Do we choose our homes or do they choose us? At Dockacre, a Grade II-listed house in the Cornish town of Launceston, one must be at ease with asking who is in charge, and from what era they come. Dockacre’s reputation as documented by sources as various as the Victorian antiquarian Sabine Baring-Gould, local-history societies and the inevitable paranormal-activity associations I would have it that absolute authority is not located in the here and now but in the property’s past.
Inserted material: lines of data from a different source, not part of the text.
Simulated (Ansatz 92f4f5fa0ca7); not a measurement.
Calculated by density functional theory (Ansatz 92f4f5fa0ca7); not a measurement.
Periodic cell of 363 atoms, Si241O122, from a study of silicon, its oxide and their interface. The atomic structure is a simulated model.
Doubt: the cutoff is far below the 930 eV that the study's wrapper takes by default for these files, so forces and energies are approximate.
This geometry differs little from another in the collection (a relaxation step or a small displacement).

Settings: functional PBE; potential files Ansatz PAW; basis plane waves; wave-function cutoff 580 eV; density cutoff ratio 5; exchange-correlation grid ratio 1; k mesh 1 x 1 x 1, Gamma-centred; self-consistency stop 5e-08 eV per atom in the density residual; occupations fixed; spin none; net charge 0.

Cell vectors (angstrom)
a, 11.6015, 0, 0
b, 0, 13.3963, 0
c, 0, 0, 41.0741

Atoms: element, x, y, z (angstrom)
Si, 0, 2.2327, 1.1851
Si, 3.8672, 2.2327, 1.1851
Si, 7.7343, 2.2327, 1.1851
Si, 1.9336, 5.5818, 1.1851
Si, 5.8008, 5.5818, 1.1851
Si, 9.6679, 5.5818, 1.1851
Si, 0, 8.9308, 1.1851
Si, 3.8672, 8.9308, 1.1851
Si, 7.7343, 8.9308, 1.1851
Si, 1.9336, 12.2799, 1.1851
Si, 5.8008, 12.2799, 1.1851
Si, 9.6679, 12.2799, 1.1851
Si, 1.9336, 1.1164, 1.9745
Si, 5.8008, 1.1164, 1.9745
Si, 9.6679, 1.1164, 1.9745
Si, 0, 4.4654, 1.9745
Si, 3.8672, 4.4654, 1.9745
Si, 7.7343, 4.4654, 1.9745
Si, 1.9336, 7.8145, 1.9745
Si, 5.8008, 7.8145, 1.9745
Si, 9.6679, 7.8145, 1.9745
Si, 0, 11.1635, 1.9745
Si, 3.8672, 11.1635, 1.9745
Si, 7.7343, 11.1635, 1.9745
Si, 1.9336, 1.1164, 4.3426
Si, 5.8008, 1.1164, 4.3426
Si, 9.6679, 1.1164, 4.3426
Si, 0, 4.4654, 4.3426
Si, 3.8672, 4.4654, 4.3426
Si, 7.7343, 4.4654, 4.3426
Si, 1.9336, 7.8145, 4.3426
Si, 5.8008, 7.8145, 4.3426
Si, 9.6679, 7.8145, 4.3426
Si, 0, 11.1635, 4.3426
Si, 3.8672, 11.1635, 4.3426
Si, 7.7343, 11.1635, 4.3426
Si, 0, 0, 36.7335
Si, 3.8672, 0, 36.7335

Spoken of as ‘Darkacre’ in local taverns and mentioned in numerous books of a ghostly nature, Dockacre (or ‘Dokkeaker’ as it was formerly known) was built as a small farmhouse around 1520 with an extension added in 1590, creating an Elizabethan long-house. Two portraits of the house’s most famous owners, the Herles, have passed down the line of ownership and remain in the house, together with a bag of reputedly haunted walking sticks. A compassionate reading of their story is recorded in a booklet from the 1980s written by Raymond Buckeridge, the previous owner’s father. While local legend suggests that Elizabeth Herle was starved to death, Buckeridge suggests she was more likely to have died as the result of an eating disorder. Following his publication of the house’s history, peace returned to the home despite a darkness long falsely rumoured. The pictures of the Herles hang in the dining room.
The very night after the current custodian, Simon Costin, director of the Museum of Witchcraft and Magic in Boscastle, visited Dockacre for the first time (it was then on the market), he had a dream in which he decorated the house extravagantly for Yuletide. Recounting the precise details to the vendor a few days later, it became clear that his dream had striking similarities with the earlier arrangement of the house. Simon had conjured an exact imitation of Dockacre’s interior when the seller’s parents had lived there, she informed him, down to a grandfather clock and an ormolu mirror. The photo albums the vendor shared shortly afterwards confirmed this; one might surmise that the house chose Simon, not the other way around. So began a complex acquisition process in the midst of lockdown.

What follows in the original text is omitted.